I would also like to remove the black circle in the lower center part. The roundness varies depending on card types. It would of course be possible to add a sufficiently large polygon for the corners but is there some other strategy I could use? I am looking for something like "fill dark areas from the outside".
Examples of cards:
(see more examples at
https://data.kb.se/datasets/2016/09/hs_nominalkatalog/)

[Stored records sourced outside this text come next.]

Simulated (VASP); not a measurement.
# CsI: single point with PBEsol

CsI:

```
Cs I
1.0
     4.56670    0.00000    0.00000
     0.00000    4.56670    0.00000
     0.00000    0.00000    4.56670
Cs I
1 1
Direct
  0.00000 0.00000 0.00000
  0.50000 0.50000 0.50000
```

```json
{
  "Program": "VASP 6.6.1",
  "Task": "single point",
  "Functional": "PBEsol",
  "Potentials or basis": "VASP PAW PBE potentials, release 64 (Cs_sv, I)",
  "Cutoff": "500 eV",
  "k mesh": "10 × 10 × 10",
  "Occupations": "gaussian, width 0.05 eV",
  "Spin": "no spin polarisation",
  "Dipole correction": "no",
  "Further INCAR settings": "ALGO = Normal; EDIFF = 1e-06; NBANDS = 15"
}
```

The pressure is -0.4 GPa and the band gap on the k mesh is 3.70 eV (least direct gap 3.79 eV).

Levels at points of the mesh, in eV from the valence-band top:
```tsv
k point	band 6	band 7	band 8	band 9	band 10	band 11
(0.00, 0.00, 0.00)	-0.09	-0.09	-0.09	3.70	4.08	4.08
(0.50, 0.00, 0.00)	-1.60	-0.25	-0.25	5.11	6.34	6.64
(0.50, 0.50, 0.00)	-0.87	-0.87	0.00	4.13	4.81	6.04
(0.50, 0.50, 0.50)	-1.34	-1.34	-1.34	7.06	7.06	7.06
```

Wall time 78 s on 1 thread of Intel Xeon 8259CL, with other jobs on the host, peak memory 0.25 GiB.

Re: Removing corners from scanned cards
Posted: 2016-12-25T12:08:38-07:00
by fmw42
If you convert those areas to transparency, then user snibgo has a hole-filling script. See
http://im.snibgo.com/fillholespri.htm and
http://im.snibgo.com/fillholes.htm
Alternately, you can do a fuzzy floodfill at each region
Code: Select all
convert image -fuzz XX% -fill somecolor -draw "color x,y floodfill" resultimage
where XX% determines how much tolerance to use to fill the region located at x,y and somecolor is your desired background color (they tan color in your image). See
http://www.imagemagick.org/Usage/draw/#color
Another way is to make the image into a binary mask and use connected components to label each isolated region and then discard those regions, which will be the larger ones. The use the filtered mask to recolor those regions with your tan background color. See
http://magick.imagemagick.org/script/co ... onents.php
This is a very simple way, but leaves a small border around the regions. It simply gets the average color of your image. Then creates a mask by thresholding and uses the mask to recolor the black parts of the image. Unix syntax.
Code: Select all
color=`convert Nominal_20151207_103630_000098.jpg -scale 1x1 -format "%[pixel:u.p{0,0}]" info:`
convert Nominal_20151207_103630_000098.jpg \
\( -clone 0 -fill "$color" -colorize 100 \) \
\( -clone 0 -threshold 35% -negate \) \
-compose over -composite result.jpg
Please always provide your IM version and platform when asking questions, since syntax may vary.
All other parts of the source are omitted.